Trent Tanking was challenged by doubt and skepticism.

Coming out of Holton High School, there was skepticism that Tanking could play Division I football. He took the hard route, going to Kansas State as a walk-on and within two years earned a scholarship.

Playing on special teams was one thing, but entering his senior year the doubters resurfaced as to his ability to be the anchor of the K-State defense at inside linebacker. All he did was lead the Wildcats in tackles and earn honorable mention on the coaches All-Big 12 team.

Go ahead and doubt Tanking, it only fuels his fire.

“I’ve always taken the approach of just working hard,” said Tanking, who concluded his K-State career in the Cactus Bowl against UCLA late Tuesday night. “Anything I do, I feel like I will earn. I don’t want to sound pompous or anything, but it means a lot to me personally being able to accomplish what I thought I could accomplish when I came to K-State.”

Tanking’s journey from walk-on to starter is not unique at K-State. In fact, it has become an all too common story but never gets old.

“Trent is the K-State way: A walk-on who got on scholarship who made the best of his opportunity,” Wildcat cornerback Duke Shelley said. “You see guys like Trent on the team and he is such a great role model for everyone on the team. Overall, he’s one of the best guys I’ve been around and played with.”

A standout career at Holton, a perennial Class 4A power, didn’t pave the way for Tanking to collect Division I scholarship offers. He could have gone to any number of Division II programs or a junior college but he chose the walk-on route at K-State.

“Going to high school in Kansas, there’s not a lot of D-I attention, as unfortunate as that is,” he said. “The opportunity to prove yourself is a challenge that I wanted to take on. There are a lot of guys that try it and don’t have quite enough and I wanted to get over that hump, and I was fortunate to get that opportunity.”

Tanking didn’t make the choice blindly. His high school coach, Brooks Barta, was an All-American linebacker in the early stages of the construction of the K-State program under coach Bill Snyder.

“He (Barta) was essential because he told me what the program would be like,” Tanking said of Barta, also a small-town Kansas product from Smith Center. “He told me that if I stuck to it, he thought I would have a chance to play linebacker here.”

That chance came this season. With the departure of all of the starting linebackers from the 2016 Wildcat squad, Tanking was in line to step into that role.

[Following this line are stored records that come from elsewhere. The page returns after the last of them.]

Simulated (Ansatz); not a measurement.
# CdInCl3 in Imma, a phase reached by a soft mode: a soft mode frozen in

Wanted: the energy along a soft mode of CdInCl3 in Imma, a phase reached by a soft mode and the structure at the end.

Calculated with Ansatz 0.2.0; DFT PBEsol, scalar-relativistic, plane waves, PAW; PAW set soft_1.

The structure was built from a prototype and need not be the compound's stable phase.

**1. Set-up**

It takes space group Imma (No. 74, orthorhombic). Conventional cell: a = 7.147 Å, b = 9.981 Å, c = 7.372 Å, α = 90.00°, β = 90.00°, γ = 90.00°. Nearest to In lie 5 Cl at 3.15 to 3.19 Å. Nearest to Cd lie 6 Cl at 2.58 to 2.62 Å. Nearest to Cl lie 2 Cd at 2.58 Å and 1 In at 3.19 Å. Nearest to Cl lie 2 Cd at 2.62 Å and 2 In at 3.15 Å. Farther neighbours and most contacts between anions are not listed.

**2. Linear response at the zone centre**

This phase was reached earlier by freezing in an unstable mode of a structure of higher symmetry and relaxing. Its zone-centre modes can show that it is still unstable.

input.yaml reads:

“A lot of people were doubting whether I could play in the Big 12 Conference, play at an elite level,” he said.

The 6-foot-2, 225-pound Tanking entered the Cactus Bowl with 96 tackles, 70 unassisted, to rank No. 6 in the Big 12. He had five double-digit tackle games and two others with nine playing alongside fellow senior Jayd Kirby, also a first-year starter who was right behind Tanking with 93 tackles.

“A lot of people were pointing to the linebacker corps that it was going to be the soft spot and I think we proved that wasn’t the case,” Tanking said.

Tanking’s teammates knew what he was made of, selecting him as a team captain this year before he played a snap as a starter.

“He has a great work ethic,” Shelley said. “Summer days when it’s hot outside, we’ve been running and trying to give up and Trent would step up and get everybody going. He’s yelling and getting everybody fired up like, ‘Let’s go, we’ve got one more.’

“He’s that kind of guy. He gets everybody around him to push themselves. It’s like if you see Trent doing it, you’ve got to do it. He’s definitely a role model for the team.”

Five years of a blue-collar work ethic, with a substantial reward in his senior season, came to a conclusion Tuesday night.

“It’s going to be bitter-sweet,” Tanking said three days prior to his final game as a Wildcat. “There are a lot of guys I’ve been close with over the last five years. I’m excited to play my last game but I’m going to miss putting on the K-State uniform, especially at home being able to play in front of all of our fans.

“It was an opportunity to prove to myself and prove to everybody else that I could exceed expectations, and I think I did that.”